Is the High Cost of Housing Stunting New York’s Economic Growth?

High cost of housing may be slowing New York's economic growth.Although affordable housing was high on Mayor Bloomberg’s list of initiatives, housing costs continue to rise, due perhaps to the market subtracting units faster than Bloomberg can put them up. This has led to a spike in the percentage of income that New Yorker’s are spending on rent. According to a new Harvard paper, the high cost of housing is directly linked to the slowdown of economic growth. This is a problem that is compounded by New York’s high unemployment rate compared with the rest of the country. This seems to occur because New York hires people from out of state and few middle class residents see the benefits.
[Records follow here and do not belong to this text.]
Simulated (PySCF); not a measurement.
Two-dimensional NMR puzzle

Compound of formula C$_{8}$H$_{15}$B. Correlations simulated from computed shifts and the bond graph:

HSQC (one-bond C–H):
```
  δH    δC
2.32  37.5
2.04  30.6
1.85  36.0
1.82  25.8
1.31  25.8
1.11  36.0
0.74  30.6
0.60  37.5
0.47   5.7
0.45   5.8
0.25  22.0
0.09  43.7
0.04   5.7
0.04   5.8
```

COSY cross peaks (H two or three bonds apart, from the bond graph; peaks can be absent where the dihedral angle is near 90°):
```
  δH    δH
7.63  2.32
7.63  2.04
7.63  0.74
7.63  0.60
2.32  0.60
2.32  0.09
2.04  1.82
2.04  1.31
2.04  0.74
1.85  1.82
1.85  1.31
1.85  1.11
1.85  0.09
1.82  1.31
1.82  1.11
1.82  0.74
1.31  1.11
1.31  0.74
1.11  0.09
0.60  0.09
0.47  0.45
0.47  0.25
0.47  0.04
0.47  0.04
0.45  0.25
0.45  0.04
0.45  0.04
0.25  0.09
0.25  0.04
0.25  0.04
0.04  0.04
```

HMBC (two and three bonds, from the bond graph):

Technically, a Manhattan apartment is considered affordable if middle class residents spend less than 30 percent of their income on rent. The theory that the paper puts forward claims that high costs of living and income inequality are stopping both low and high-skill workers from moving  where the best opportunities are. They are moving to the sun belt simply because they can’t afford the rent in major cities anymore. “The best places for low- and high-skilled workers used to be the same places: California, Maryland, New York,” Peter Ganong, doctoral student of economics and co-author of the paper said. “Now low-skilled workers can no longer afford to move to the high wage places.”

But the economic growth of these places depends on the best and brightest of the middle class taking up residence here and continuing to drive the creative machine that makes a city a global capital. With the higher cost, the population growth of rich states has slowed, suggesting people are looking for lower-level work in lower-level cities. Historically this balance has been the opposite, rich states had rapid population growth while poorer states grew much slower. As middle class residents finds richer states like New York less viable, the economic health of those states becomes threatened, even despite foreign investments and tourism dollars.

The city’s growing gap between the rich and poor and rising housing costs are usually deemed an unfortunate but unavoidable side effect of New York’s economic growth. But looking at how these things can in fact impede economic growth leads to an extremely different and incredibly important conversation about the future of New York City’s Housing policy.